As many federal and state agencies successfully made a general leap to cloud services and a working from anywhere posture, organisations that routinely deal with highly sensitive data at scale necessarily used more caution and less haste as they planned the next chapter in their evolution.

Government cloud is evolving fast…

For decades governments in Australia have relied on core systems that were often developed in collaboration with leading enterprise application and infrastructure providers.

However, because of the concurrent requirements of performance, scale and security, these have traditionally been housed within government facilities – or ‘on-prem’, even as commodity multinational cloud platforms opened their doors for government workloads.

Simultaneously, elevated requirements and controls around how government agencies assess and risk manage the security of all cloud they consume (on-prem, hybrid or public) have come into play.

Changes to protect critical infrastructure and systems of national significance now empower the government to specify and maintain stringent ownership and control conditions for cloud hosts and data centres.

While it’s an unambiguous elevation of posture in uncertain times, the changes have opened doors to highly innovative new players ready to offer services, software and infrastructure that has hardened security baked-in from inception, rather than being retrospectively locked-down.

GALLERY: See inside Australian Data Centre

… but secure applications need secure cloud

One notable change is agencies are now individually responsible and accountable for independently verifying the security posture of their cloud choices, as opposed to buying from a pre-approved cloud supplier list in the past.

A deliberate shift from so-called ‘tick-box compliance’ to cyber security as a persistent and adaptive state. The changes have resulted in critical application and cloud infrastructure leaders partnering with local sovereign data centres and hosting firms dedicated to public sector resilience.

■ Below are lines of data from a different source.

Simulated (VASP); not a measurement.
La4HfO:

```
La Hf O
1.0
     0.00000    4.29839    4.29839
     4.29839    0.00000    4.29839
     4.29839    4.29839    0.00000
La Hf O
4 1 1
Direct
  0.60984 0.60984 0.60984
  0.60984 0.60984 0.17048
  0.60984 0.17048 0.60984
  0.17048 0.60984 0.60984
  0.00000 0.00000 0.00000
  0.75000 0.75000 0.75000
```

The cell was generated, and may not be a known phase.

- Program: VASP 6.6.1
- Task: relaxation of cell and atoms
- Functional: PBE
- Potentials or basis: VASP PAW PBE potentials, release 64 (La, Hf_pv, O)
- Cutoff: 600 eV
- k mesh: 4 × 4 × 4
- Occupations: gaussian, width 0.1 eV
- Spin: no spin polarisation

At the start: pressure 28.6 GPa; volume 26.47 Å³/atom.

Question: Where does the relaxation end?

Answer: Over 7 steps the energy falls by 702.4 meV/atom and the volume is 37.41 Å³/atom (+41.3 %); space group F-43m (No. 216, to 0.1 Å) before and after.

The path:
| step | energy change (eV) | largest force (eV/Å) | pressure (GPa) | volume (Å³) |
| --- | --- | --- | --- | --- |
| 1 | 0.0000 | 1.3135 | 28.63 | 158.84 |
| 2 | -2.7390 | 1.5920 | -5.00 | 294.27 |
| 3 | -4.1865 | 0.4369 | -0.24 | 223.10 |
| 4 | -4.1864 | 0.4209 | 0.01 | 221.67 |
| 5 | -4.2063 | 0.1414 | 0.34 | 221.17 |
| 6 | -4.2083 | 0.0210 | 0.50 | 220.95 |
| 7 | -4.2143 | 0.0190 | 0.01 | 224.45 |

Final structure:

A major entrant into the local sovereign cloud market is Australian Data Centres (ADC) which is working with global enterprise application and infrastructure provider Oracle, whose systems have delivered cutting edge data analysis, transactions and core business workloads to government for decades.

Rob Kelly, ADC’s straight-talking chief executive makes no bones about needing to think differently about how to meet government and critical infrastructure cloud needs rather than commodity players looking to maximise their occupancy yields.

The right fit for government

Kelly says ADC purposefully set out to offer public and private sector clients both choice and access to cutting edge cloud, best-in-class security, performance and price.

That meant a fresh cloud built in Canberra to meet and exceed physical security standards, resilience and sheer computational grunt requirements available in an instant.

“We looked at a number of alternatives in the marketplace, from establishing our own public cloud through to forming alliances with specific Australian private clouds,” Kelly says.

“It has all the functionality of a world-class public cloud, totally managed, operated with the operational layer within the ADC Facility, delivered across the Government agencies secure networks and through the Australian Data Centres multi-cloud layer, access to all the multi-cloud services in the country.”

“It has all the functionality of a world-class public cloud, totally managed, operated with the operational layer within the ADC Facility, delivered across the Government agencies secure networks and through the Australian Data Centres multi-cloud layer, access to all the multi-cloud services in the country.”

Putting transformation to work

While Kelly is more than enthused about working with Oracle– and there have been a few suitors for government cloud business in Canberra – he’s equally adamant what makes the difference for agencies is having the right platform to pursue a genuine multi-cloud posture.

At the highest end, clients with demands for dedicated ‘bare metal’ builds and the strictest security and access controls are easily catered for; but more importantly, so too are other cloud and software providers to enable the optimal mix of performance, security and price.

A notable design feature of the state-of-the-art ADC facility is that while many data centres build up to a government physical security standard when it comes to the metal mesh cages server racks sit inside, for the Oracle Cloud ADC opted to build reinforced walls to eliminate any questions around physical security.

This government-by-design mindset means public sector customers have a purpose-built secure platform to propel their cloud individual strategy, whether its lower cost commodity loads or urgent high-powered custom compute jobs where time and security are mission critical factors.

Ready to roll

A crucial factor for agencies now preparing the next leg of their digital government and cloud journey to consider is that Oracle’s Dedicated Region Cloud@Customer delivered through ADC has already been delivered to ADC, and is currently in the final stages of the build and test phase. 

For existing government customers of Oracle, this will add a powerful new set of capabilities and economies of scale for existing stacks and applications to be migrated to a native cloud environment that not only outperforms others, but migrates far more smoothly. 

For agencies looking to move from on-prem to cloud-based apps, this offering gives more security about their decision, regardless of whether they are using Oracle applications, their own applications or are considering a new project. 

It also means that test beds and trials can be spun-up on the same highly secure and sovereign architecture from which it will be delivered.

For many federal agencies that interact with state agencies, this provides the tangible opportunity for collaboration on projects and service delivery that can quickly and easily traverse jurisdictions while keeping necessary protocols and governance in place.

In many cases that can allow agencies to lift the best digital service delivery models from their peers, building greater confidence in government and the public sector – rather than being held back by rail gauges.